This module will introduce you to several useful data structures built on the door, then discuss how the compiler handles types and the sample.

Key Data Structures and Molds

+maps are a versatile way to store and access data, but they are far from the only useful pattern. +maps were documented in the previous module.

+tree

We use tree to make a binary tree data structure in Hoon, e.g., (tree @) for a binary tree of atoms.

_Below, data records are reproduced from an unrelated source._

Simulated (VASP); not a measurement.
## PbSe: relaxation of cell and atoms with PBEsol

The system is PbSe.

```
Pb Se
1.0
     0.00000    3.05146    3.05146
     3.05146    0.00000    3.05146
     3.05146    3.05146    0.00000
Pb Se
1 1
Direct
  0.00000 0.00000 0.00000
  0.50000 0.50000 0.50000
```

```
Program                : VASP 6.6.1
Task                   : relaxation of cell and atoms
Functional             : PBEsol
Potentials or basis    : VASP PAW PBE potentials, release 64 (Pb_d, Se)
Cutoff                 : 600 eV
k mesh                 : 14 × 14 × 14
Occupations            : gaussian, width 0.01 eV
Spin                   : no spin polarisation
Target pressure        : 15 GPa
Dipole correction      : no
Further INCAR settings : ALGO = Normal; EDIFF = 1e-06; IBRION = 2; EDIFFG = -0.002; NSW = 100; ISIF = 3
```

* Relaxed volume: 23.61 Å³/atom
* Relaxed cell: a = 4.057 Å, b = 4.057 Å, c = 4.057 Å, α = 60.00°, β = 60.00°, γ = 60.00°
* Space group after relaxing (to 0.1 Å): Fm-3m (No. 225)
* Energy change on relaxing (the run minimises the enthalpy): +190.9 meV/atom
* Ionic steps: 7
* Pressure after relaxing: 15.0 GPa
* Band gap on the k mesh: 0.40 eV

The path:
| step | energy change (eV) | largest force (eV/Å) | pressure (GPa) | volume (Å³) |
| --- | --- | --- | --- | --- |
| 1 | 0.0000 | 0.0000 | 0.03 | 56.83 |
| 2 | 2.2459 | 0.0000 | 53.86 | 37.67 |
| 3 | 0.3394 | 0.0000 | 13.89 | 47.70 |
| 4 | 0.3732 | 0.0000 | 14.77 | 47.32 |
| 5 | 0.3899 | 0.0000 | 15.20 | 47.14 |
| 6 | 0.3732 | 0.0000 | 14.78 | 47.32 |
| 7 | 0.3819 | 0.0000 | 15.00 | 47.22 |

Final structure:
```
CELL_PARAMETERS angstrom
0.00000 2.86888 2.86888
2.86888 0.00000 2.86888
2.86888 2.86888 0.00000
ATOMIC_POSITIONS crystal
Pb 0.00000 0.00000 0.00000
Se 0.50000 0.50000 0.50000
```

There are two kinds of +tree in Hoon:

  1. The null tree ~.

  2. A non-null tree which is a cell with three parts.

    1. The node value.

    2. The left child of the node.

    3. The right child of the node.

Each child is itself a tree. The node value has the face n, the left child has the face l, and the right child has the face r. The following diagram provides an illustration of a (tree @) (without the faces):

          12
        /    \
      8       14
    /   \    /   \
   4     ~  ~     16
 /  \            /  \
~    ~          ~    ~

Hoon supports trees of any type that can be constructed in Hoon, e.g.: (tree @), (tree ^), (tree [@ ?]), etc. Let's construct the tree in the diagram above in the dojo, casting it accordingly:

> `(tree @)`[12 [8 [4 ~ ~] ~] [14 ~ [16 ~ ~]]]
{4 8 12 14 16}

Notice that we don't have to insert the faces manually; by casting the noun above to a (tree @) Hoon inserts the faces for us. Let's put this noun in the Dojo subject with the face "b" and pull out the tree at the left child of the 12 node:

> =b `(tree @)`[12 [8 [4 ~ ~] ~] [14 ~ [16 ~ ~]]]

> b
{4 8 12 14 16}

> l.b
-find.l.b
find-fork

This didn't work because we haven't first proved to Hoon that .b is a non-null tree. A null tree has no .l in it, after all. Let's try again, using ?~ wutsig to prove that .b isn't null. We can also look at .r and .n:

> ?~(b ~ l.b)
{4 8}

> ?~(b ~ r.b)
{14 16}

> ?~(b ~ n.b)
12

Find and Replace

Here's a program that finds and replaces certain atoms in a (tree @).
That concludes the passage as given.